A Manufacturer’s Declaration of Compliance is a statement from you, the dairy manufacturer, that advises that your dairy product is export eligible, fit for human consumption and meets importing country requirements. A Declaration of Compliance is required to be issued by you before an Export Permit can be approved. 

You may find out that you need to issue a Declaration of Compliance, after contact from an exporter who wants to export your product. An exporter who has bought your product may need to confirm from you that it meets importing country requirements.

Declarations of Compliance are used to verify that the product meets all relevant requirements before it is exported. The information required to be included in a Declaration of Compliance is described in Milk Rules 7 – 10 (1) , (2), (3), (4) and (5).

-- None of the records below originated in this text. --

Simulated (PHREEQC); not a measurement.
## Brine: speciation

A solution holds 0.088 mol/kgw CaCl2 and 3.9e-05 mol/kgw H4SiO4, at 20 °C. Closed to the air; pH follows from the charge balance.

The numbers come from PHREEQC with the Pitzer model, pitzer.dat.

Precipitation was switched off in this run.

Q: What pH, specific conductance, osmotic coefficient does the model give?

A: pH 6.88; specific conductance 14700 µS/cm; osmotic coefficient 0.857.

The aim of the system is to ensure that each dairy export shipment is covered by a document, in which you attest that your dairy product intended to be exported is export eligible, fit for human consumption and meets importing country requirements. It is the responsibility of the exporter to be in possession of a Declaration of Compliance before an Export Permit is issued and before your dairy product is exported.

The dairy processing site, if it intends to export products directly, needs to develop a procedure to cover issuing of Declarations of Compliance.

As a minimum, procedures will need to ensure:

  • That a declaration will be issued for each export shipment
  • The declaration must only be signed by a person nominated by name in the company’s approved arrangement as a person eligible to make such a declaration (electronic signatures are acceptable)
  • Staff signing these documents understand on what basis the declaration is issued and are trained to issue declarations
  • Records are kept of the relevant information to demonstrate that products are export eligible and meet importing country requirements
  • Triggers for corrective action when requirements have not been met, or if a declaration of compliance is incomplete/inaccurate
    declarations of compliance and Transfer Documents will include a statement about country eligibility (i.e., China for liquid milk and the European Union)
  • How non-export eligible product is identified in the system and identifies the circumstances when a declaration cannot be issued
  • The minimum details to be included in the declaration.

Your nominated staff, who are authorised under Milk Rules 7 – 10 5 (b), can issue Declarations of Compliance. These staff should have access to data which allows them to decide if this dairy product is export eligible and meets importing country requirements.

A declaration of compliance template is available on the Department's webpage.

Corrective action should be included in the procedure.  For example, what to do if the signatory provides a signed Declaration of Compliance to an exporter stating a particular batch code, when later they discover that the batch code on the Declaration of Compliance was incorrect.  Corrective action should be recorded, and an improved system put in place to ensure that this error won’t occur again.  Accurate product identity is needed for product recall purposes.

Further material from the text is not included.